Recent Ruminations on Gay Marriage (June 2006)
Beyond Rhetoric (July 2006)
NYTimes on Those Rebel Gays (July 2006)
Wedding Bells Ring Again (October 2006)
Potlucks, Purim, and Gay Marriage (October 2006)
Blame it on the Gays. Seriously! (November 2006)
Maybe DOMAS Should Address This Instead? (November 2006)
Whose Agenda is GENDA? (July 2007)

And now, the post from Feministe:

There are supposed to be two sides to this marriage debate. Either you’re a member of the Religious Right and are opposed or you’re a good liberal and are in favor. Right? Not so much. I’ve seen a huge range of opinions on this issue from queers who don’t identify with either of these mainstream opinions. I wish that more of these voices were represented in legislative actions and in media representations.

Gay marriage advocates are fighting for the same rights that straight people already have. I’d like to question why straight marriage is the model from which to build gay marriage. Is it convenience? Strategy (i.e. what is winnable?). Why aren’t we fighting for more, why aren’t we representing nontraditional family structures instead of just traditional nuclear family structures? (and no, I’m not talking polyamory right now). What good is the right to share health insurance with your partner when millions of Americans don’t have health insurance to begin with? Furthermore, why should the government get to police who shares our benefits, who can inherit from us, and who can adopt our children? Considering that only 25% of families in this country follow the traditional nuclear model, wouldn’t we be better off instead seeing what might be best for everyone? How do (or will) co-parenting families, cohabiting adults in non-romantic relationships, single parents living with a sibling, and elderly parents living with their child and their child’s partner (among countless other permutations of family) benefit from a marriage that only provides rights to two romantically involved adults? Furthermore, it seems ironic that in a time when it seems like every straight person is avoiding marriage like the plague, gay people are fighting hard.
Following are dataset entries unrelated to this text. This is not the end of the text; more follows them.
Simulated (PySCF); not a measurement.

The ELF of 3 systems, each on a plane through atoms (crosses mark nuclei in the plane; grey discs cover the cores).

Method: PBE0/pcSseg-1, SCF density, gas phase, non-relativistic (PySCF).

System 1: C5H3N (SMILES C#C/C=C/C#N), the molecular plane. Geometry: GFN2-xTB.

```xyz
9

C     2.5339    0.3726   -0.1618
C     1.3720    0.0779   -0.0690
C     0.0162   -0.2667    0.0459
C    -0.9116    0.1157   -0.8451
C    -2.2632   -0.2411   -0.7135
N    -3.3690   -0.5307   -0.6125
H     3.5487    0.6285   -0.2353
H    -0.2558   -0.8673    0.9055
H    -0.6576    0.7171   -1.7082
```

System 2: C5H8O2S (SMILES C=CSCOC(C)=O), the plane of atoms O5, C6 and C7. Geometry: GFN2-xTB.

Academic John D’Emilio puts these changes into historical context brilliantly in his November/December 2006 article in the Gay and Lesbian Review, The Marriage Movement is Setting Us Back. D’Emilio actually argues that gay marriage goes against history. He explains:

Since the early 1960’s, the lives of many, many heterosexuals have become much more like the imagined lives of homosexuals . Being heterosexual no longer means settling as a young adult into a lifelong coupled relationship sanctioned by the state and characterized by the presence of children and sharply gendered spousal roles. Instead, there may be a number of intimate relationships over the course of a lifetime. A marriage certificate may or may not accompany these relationships. Males and females alike expect to earn their way. Children figure less importantly in the lifespan of adults, and some heterosexuals, for the first time in history, choose not to have children at all.

These new “lifestyles” (a word woefully inadequate for grasping the deep structural foundations that sustain these changes) have appeared wherever capitalism has long historical roots. The decline in reproductive rates and the de-centering of marriage follow the spread of capitalism as surely as night follows day. They surface even in the face of religious traditions and national histories that have emphasized marriage, high fertility, and strong kinship ties.

The gay marriage movement has also been accused of racism and classism and of taking up so much of the mainstream LGBT movement’s time and energy that it has little left for any other issues (trans rights in NY state, for example).

Is gay marriage the way to go? Can’t we embrace the fact that the nuclear family structure is no longer useful for so many people in this country and legislate to be able to support and be supported by who(m)ever we want and choose? To be clear – I support anyone who wants to celebrate their relationship privately or with their community. In the post, I am addressing gay marriage in a legal sense, the problems I have with the government policing our relationships and the rights that those relationships bring us.

I don’t want to leave out last summer’s Beyond Same-Sex Marriage (BSSM) statement, the most widely-read document that I know of that questions the legitimacy of the gay marriage movement and its “you’re either with us or against us” mentality. The BSSM executive summary is certainly worth a read. Its signatories advocate for:

  • Legal recognition for a wide range of relationships, households and families – regardless of kinship or conjugal status.
  • Access for all, regardless of marital or citizenship status, to vital government support programs including but not limited to health care, housing, Social Security and pension plans, disaster recovery assistance, unemployment insurance and welfare assistance.
  • Separation of church and state in all matters, including regulation and recognition of relationships, households and families.
  • Freedom from state regulation of our sexual lives and gender choices, identities and expression.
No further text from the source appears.